Many years ago when I was still in high school and considering colleges to apply to, I decided that I would apply to UAH. Before I did though, I wanted to collect all of the information that I could. I needed to know the requirements to be accepted, the cost of tuition, scholarship information, and many more things that one needs to know when considering giving one’s life away for four (or five as I’ve now found myself) years to an institution. During this process I was constantly on the UAH’s main website. I was clicking every link, downloading every file listed on a page, and reading absolutely everything. The website I was using back then proved to be very usable and useful considering I was able to apply and have been attending ever since.
As a current undergraduate student, however, I find that I no longer visit UAH’s website. I use the other UAH sites that contain my personal information and that I need for my classes, but the information on the main website is just extraneous to me. I recently visited the website for the first time in several years and noticed that it had a complete makeover. The homepage, instead of being very plain and made up of mostly text, is now made up of picture slideshows of students and the campus. The entire user interface is completely updated and much more visually pleasing.

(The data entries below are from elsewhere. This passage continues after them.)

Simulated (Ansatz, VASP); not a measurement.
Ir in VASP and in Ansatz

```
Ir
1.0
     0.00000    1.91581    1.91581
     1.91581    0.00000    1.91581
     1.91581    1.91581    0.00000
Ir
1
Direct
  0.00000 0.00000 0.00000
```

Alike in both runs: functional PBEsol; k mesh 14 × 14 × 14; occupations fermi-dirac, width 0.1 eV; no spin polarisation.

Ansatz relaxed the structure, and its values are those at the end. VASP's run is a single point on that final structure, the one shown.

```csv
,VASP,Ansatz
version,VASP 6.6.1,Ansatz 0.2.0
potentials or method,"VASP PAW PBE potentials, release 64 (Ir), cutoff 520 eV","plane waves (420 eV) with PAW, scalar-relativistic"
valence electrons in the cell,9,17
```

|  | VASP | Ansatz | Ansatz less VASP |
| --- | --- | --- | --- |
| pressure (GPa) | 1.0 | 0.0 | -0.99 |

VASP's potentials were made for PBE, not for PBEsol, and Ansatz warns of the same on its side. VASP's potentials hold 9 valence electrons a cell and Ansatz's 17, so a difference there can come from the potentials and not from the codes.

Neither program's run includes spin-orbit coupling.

For my assignment, I chose to test the UAH website to see if the makeover did more than just make it look better. I wanted to find out if it has become any easier or more difficult to navigate and use. To test the website, I used the heuristics method. This method involves using a list of guidelines that specify what is needed to make an interface the most user friendly. The guidelines that I used were Jakob Nielsen’s 10 heuristics. This list is widely accepted and implemented in evaluating interfaces. Along with the 10 heuristics, I developed the following list of tasks that any potential or current UAH student might perform:
- Locate the address of the UAH campus
- Locate the interactive campus map
- Return to the homepage without using the browser’s back button
- Search for “Hockey” to find news about the team
- As a student, find the final exam schedule for the spring 2016 semester
For my tester, I chose my younger brother to perform these tasks within the UAH website. My brother is currently the same age I was when I was a freshman at UAH, so I thought it would be interesting to see if he got along as well with the website as I did all those years ago. He began at the UAH home page and was given the task list along with Nielsen’s 10 heuristics. He performed each task and evaluated whether or not he was able to complete each one and how easily with the heuristics in mind.
The results of the test were all positive. He was able to perform each of the tasks with ease and determined that they did not obviously or seriously violate any of the heuristics. With these results I found they could mean either two things: 1) The website’s changes did not hinder the usability and have given the overall appearance and use of the website a positive upgrade. 2) My brother, being as young as he is, is simply tech savvy and could navigate any website that was put in front of him.
Overall, the heuristics do provide a good standard to look to when evaluating an interface’s usability, but at times can be a bit too broad for some people who have more experience with technology and would not find as many issues as a more novice user.